I am using pinned memory to speed up the training process. In my program, I use a thread to move the training data to the pinned memory. Occasionally, I encountered the following error in the middle of the training:
THCudaCheck FAIL file=/py/conda-bld/pytorch_1493677666423/work/torch/lib/THC/THCCachingHostAllocator.cpp line=258 error=11 : invalid argument
Exception in thread Thread-4:
Traceback (most recent call last):
File "/home/heilaw/.conda/envs/pytorch/lib/python3.5/threading.py", line 914, in _bootstrap_inner
self.run()
File "/home/heilaw/.conda/envs/pytorch/lib/python3.5/threading.py", line 862, in run
self._target(*self._args, **self._kwargs)

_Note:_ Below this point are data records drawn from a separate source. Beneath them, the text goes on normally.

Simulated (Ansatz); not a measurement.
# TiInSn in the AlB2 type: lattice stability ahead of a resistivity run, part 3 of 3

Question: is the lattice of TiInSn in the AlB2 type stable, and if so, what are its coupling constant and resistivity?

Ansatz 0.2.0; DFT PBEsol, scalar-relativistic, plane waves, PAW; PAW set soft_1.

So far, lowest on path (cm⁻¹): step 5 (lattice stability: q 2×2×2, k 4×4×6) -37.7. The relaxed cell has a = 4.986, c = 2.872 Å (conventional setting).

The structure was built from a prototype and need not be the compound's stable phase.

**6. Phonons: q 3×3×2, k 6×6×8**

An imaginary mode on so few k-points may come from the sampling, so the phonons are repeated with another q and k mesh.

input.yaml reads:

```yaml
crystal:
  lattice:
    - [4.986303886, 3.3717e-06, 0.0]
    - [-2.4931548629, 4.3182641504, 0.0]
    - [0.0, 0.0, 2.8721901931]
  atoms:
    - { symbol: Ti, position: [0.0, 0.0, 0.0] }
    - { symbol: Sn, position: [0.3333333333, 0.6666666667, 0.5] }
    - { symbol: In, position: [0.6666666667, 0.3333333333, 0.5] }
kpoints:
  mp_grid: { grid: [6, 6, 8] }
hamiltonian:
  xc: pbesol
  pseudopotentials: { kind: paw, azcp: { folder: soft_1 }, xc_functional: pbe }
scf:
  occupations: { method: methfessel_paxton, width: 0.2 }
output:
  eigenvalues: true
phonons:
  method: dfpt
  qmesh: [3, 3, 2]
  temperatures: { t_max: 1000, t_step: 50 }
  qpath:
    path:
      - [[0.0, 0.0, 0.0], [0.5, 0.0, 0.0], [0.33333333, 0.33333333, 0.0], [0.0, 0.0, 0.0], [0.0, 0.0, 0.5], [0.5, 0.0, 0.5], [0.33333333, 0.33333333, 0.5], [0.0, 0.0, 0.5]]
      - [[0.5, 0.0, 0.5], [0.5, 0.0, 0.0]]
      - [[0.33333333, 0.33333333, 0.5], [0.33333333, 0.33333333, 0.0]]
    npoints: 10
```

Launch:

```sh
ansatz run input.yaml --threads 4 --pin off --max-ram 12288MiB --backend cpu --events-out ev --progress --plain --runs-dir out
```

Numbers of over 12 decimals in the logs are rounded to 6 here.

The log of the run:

File "./train.py", line 43, in pin_memory
data["xs"] = [x.pin_memory() for x in data["xs"]]
File "./train.py", line 43, in <listcomp>
data["xs"] = [x.pin_memory() for x in data["xs"]]
File "/home/heilaw/.conda/envs/pytorch/lib/python3.5/site-packages/torch/tensor.py", line 78, in pin_memory
return type(self)().set_(storage.pin_memory()).view_as(self)
File "/home/heilaw/.conda/envs/pytorch/lib/python3.5/site-packages/torch/storage.py", line 84, in pin_memory
return type(self)(self.size(), allocator=allocator).copy_(self)
RuntimeError: cuda runtime error (11) : invalid argument at /py/conda-bld/pytorch_1493677666423/work/torch/lib/THC/THCCachingHostAllocator.cpp:258
Any idea why this would happen? How can I debug it?